ANZ, which claims to be committed to net-zero emissions by 2050 and the goals of the Paris Agreement, today revealed significant increases in the emissions intensity of its power generation portfolio and its overall oil and gas exposure.
In FY22, ANZ increased its exposure to upstream oil and gas extraction, one of the reasons cited for the increase was “customers expanding their distribution to meet critical supply requirements due to the energy crisis in Europe. This has resulted in increased usage of short-term facilities provided to key customers to assist with funding of these oil and gas cargoes and associated activities.”
By providing the funding its oil and gas producing customers need to expand their distribution, ANZ is once again failing to live up to its net-zero commitments. Oil and gas companies have benefited from soaring prices as a result of the energy crisis, and are using Russia’s invasion of Ukraine as justification for developing new projects that are completely incompatible with net-zero. Hours after ANZ’s full year announcement, the IEA published its World Energy Outlook, which shows gas supply declining more than 20% over the next decade in its net zero by 2050 scenario.
In the last year, ANZ has been more than happy to finance companies expanding the oil and gas sector, including corporate finance for Woodside, Santos, Cooper Energy, Beach Energy, and APA. It also provided project finance for the attempting-to-expand Ichthys LNG Project and for Global Infrastructure Partners’ acquisition of a stake in the climate-wrecking Pluto 2 LNG Train, part of Woodside’s Scarbrough-Pluto project.

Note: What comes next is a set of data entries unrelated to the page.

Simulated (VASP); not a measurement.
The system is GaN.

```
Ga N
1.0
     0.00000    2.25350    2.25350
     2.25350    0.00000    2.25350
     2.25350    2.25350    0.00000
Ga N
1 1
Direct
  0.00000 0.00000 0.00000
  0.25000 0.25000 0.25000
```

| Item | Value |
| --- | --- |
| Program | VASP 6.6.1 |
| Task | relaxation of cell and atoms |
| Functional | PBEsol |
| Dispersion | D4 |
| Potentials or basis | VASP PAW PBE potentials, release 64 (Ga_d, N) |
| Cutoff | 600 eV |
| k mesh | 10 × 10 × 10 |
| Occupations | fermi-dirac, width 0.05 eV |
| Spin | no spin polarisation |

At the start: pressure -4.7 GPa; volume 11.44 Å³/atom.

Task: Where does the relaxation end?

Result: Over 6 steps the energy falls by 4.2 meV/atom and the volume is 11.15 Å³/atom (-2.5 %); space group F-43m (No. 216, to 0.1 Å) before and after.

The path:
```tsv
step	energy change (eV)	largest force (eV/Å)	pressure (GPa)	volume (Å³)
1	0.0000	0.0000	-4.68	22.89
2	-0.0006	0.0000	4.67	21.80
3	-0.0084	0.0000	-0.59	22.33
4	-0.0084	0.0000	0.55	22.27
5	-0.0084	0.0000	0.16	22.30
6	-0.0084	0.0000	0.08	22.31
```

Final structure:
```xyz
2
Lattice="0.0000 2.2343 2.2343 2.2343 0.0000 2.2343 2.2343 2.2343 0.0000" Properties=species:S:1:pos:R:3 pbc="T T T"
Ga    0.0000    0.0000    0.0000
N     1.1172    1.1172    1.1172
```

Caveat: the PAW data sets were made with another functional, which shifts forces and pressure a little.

The full year results announcement also revealed the emissions intensity of ANZ’s power generation portfolio (kgCO2-e/MWh) increased by a whopping 47% above its 2030 target pathway. In 2021, ANZ committed to “further reducing the carbon intensity of our electricity generation lending portfolio by only directly financing renewables and low carbon gas projects by 2030.” However, this is not borne out in its results which have seen the intensity of its power generation portfolio grow for two years in a row, and indicate ANZ is not interested in meeting its own targets.
This year, a critical shareholder vote will be held, asking ANZ to demonstrate how its financing will not enable the expansion of the fossil fuel industry. These results only serve to underscore the need for shareholders, customers and the wider community to hold ANZ accountable for the climate impacts of its financing.